TULARE, Calif. — Extra olives with your martini? Bartenders soon may think twice about that, with table-olive prices expected to go up as California growers face their second- lightest harvest in more than a decade.
State and federal agriculture officials have predicted that the table-olive crop is down by half this year because of harsh spring weather. And that’s only half the bad news: Farmers say sparse fruit means it’s not practical to pick the fruit from many trees, reducing supply and driving up prices.
“Mother Nature has not been kind to us,” said Adin Hester, president of the Olive Growers Council. “It’s not a pretty scene.”
Since 2000, the harvests on California’s 26,000 acres of table-olive trees, mainly the manzanillo and sevillano varieties, have been increasingly inconsistent. That has prompted growers to sell off their trees to landscapers and plant citrus or pomegranates in their place.

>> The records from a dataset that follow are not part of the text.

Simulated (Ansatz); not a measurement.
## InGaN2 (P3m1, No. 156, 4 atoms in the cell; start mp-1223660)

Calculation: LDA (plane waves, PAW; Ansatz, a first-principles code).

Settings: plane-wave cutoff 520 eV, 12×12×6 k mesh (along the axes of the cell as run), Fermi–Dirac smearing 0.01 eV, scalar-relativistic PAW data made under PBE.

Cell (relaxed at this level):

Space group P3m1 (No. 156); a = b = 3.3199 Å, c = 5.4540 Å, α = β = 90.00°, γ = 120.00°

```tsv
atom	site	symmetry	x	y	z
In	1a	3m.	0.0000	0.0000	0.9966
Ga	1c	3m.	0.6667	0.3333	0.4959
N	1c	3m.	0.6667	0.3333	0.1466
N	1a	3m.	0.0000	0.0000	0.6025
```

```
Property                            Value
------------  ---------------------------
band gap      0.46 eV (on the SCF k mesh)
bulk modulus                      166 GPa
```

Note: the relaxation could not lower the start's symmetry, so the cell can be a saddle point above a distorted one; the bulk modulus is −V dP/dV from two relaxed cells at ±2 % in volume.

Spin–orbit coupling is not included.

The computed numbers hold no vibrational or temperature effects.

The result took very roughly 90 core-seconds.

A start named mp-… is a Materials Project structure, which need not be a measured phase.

Last year’s boom harvest of 132,000 tons followed a record- low 23,000-ton harvest in 2006.
“I can count on one hand the number of people here with any kind of crop this year,” said Rod Burkett, who farms 30 acres of olive trees and oversees 2,700 more in Tulare County, where more than half of California’s crop originates.
Hester blames late rain for 2006’s record-low crop, and a heat wave in April followed by high winds dried up pollen for this year’s crop.